I suddenly thought, “Do what in memory of me?”

I had always heard those words as enjoining us to go to Mass, to be a witness to the consecration, to offer ourselves up along with Christ as he offers himself to the Father in the sacrament, and to receive the Eucharist if we can. And that is what it means. At the Last Supper, Jesus showed the apostles what he wants his Church to do. When he said “Do this in memory of me,” he meant “Change bread and wine into my body and blood, just like I’m doing right now.”

But that is not all. He didn’t just mean that we should celebrate Mass.

He meant that we should put ourselves into the chalice, to be poured out for each other, outside the walls of the church.

That is also what he was doing, at the last supper: Not only instituting the sacrament of the Eucharist, making bread and wine become his body and blood, but also preparing to put his body into the hands of those who would pour his blood out using whips and nails and spears. He willingly put himself into the chalice offered to him by the Father, so that he could be poured out for us. That is what he did, and he told us to do likewise. Not only to celebrate the sacrament and pour out the consecrated wine that looks like wine, but to imitate his free choice to die, to put himself in the hands of those who spilled his blood that looked like blood.

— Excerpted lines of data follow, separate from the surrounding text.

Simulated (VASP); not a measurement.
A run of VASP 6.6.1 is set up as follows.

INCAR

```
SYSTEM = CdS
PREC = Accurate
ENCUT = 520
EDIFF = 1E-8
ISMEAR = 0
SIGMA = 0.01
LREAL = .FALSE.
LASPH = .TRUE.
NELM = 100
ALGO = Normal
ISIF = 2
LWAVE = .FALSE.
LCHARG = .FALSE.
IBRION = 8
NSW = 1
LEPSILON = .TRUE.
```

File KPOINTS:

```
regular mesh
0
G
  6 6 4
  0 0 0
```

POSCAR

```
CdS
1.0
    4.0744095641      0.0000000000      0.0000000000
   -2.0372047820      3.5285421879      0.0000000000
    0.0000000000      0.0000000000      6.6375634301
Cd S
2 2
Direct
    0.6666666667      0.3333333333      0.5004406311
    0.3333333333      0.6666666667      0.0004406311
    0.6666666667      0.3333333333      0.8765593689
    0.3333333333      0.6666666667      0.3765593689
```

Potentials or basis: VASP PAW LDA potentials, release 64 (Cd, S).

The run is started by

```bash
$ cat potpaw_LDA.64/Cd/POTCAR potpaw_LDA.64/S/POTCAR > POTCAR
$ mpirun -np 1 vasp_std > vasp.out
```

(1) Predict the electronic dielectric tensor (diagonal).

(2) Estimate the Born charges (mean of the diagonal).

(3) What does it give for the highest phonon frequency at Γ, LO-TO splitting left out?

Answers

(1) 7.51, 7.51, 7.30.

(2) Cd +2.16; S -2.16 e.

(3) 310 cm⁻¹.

And there’s more.  He will never again suffer or die or be injured or sacrificed, but he still puts himself into the cup, still makes himself shockingly vulnerable, in the form of the accidents of the Eucharist. What is more fragile than a communion wafer? What is more prone to be spilled than consecrated wine? What is more helpless? And yet he does it over and over and over again, at every hour of every day all over the world, ever since the first mass was celebrated thousands of years ago. Over and over again, he puts himself into that cup, to be helpless.

But how different from the helplessness of slavery.

When I am enslaved to sin — when I have willingly put myself into the little cell of sin, over and over and over again– I am decreasing my freedom. I am confining myself, which in turn makes me less capable of serving others. This is how it works, I have finally noticed: Even private, personal, secret sins that seem to involve no one but myself do not remain private.

A slave can’t help people who are outside the walls of his cell; and someone enslaved to sin will fail, over and over, when he tries to act in love and service to other people. When we choose to remain enslaved to sin, it limits our capacity to love. Slavery is slavery. A slave cannot give, because he is bound.

But sacrifice is not slavery. When we freely choose to make a sacrifice of ourselves, then we can give.

Superficially, slavery and sacrifice look the same. To the jeering Romans, Christ died like a slave, pinned to the cross like a bug. But the nature of his death was the opposite of slavery: It was sacrifice, made willingly, out of love, for the purpose of being poured out. It looked like bondage, but it was freedom.

And it is freedom that we can all have.

Christ told us how: “Do this in memory of me,” he said.

It’s not just abstract spiritual talk. To participate in the sacrifice of the Mass, we must be free of mortal sin. So let us say we have put ourselves into the cell of sin, over and over again. What then? We must put ourselves into the confessional box, over and over again. Then we can receive Christ; and then we can, in turn, freely put ourselves into the cup of sacrifice, to be poured out for each other. That is how it works. Jesus told us so. This is what he told us to do.

There is no Eucharist without confession, and there is no freedom from sin without the Eucharist. There is no freedom from sin without the sacrifice that looks like bondage. This is what Christ was saying when he said: “Do this in memory of me.” He was telling us that we can be freed from our sins, and he was telling us what freedom is for.